First thing is first—you may be wondering, what is a farang? Do you eat it? Does it smell weird? Well, I’m a farang. And if you’ve ever visited Thailand, then you’ve been one as well. In a general sense, a farang is a foreigner visiting Thailand. While volunteering in the rural northeast, the locals would point and yell “farang!” whenever I passed by. The term isn’t derogatory, but it’s still strange to have someone call attention to you for being… well, you. You can imagine that the locals are a tad confused (and often amused) when I point back and yell, “Thai! Thai!” A little mutual respect never hurt anyone.

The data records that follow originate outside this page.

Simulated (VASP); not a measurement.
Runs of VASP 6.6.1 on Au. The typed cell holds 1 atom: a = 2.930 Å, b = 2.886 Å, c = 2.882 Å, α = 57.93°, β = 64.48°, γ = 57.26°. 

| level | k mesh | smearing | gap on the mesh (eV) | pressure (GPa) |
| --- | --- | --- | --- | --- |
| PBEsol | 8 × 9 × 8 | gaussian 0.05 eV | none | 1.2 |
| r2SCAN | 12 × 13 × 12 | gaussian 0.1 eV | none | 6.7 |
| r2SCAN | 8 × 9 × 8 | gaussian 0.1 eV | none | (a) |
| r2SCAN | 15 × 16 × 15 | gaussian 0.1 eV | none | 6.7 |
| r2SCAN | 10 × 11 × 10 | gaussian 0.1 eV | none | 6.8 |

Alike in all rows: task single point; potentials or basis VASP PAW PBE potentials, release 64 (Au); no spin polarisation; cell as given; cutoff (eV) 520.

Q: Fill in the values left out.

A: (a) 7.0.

When I first arrived in Thailand, I noticed an alarming amount of young people with fresh bandages all over their bodies. The most common affliction seemed to be some sort of injury to the inside of the right lower leg. Were the bars built on a slant so drunk patrons always fell to that side? Did the local rabid dog population have a preference? Perhaps a band of vampires with terrible aim? Whatever it was, I made note of it and quickly moved on. I had cheap massages to get to.
Five months later, after two motorbike crashes and dozens of stories from fellow travelers regarding rentals-gone-wrong, I realized what all of the right leg injuries were from—exhaust pipes! For some reason we farangs seem to think that because Thailand allows us to rent without a license that it’s a good idea. Convenient? Yes. Safe? Not really. If the most common tourist injury in Thailand is an exhaust pipe burn, that means that we don’t even know how to get on and off the thing, let alone drive it. Yikes.
And so I present to you the term “farang tattoo” along with these photos of my fellow LAW volunteers sporting their very own body work. It is quite easy to avoid an unwanted farang tattoo—simply dismount on the left side of the motorbike. I know, you’re probably thinking, “But the right side is 50% more convenient than the left.” And you are right. It is hard. But hey, you have been warned.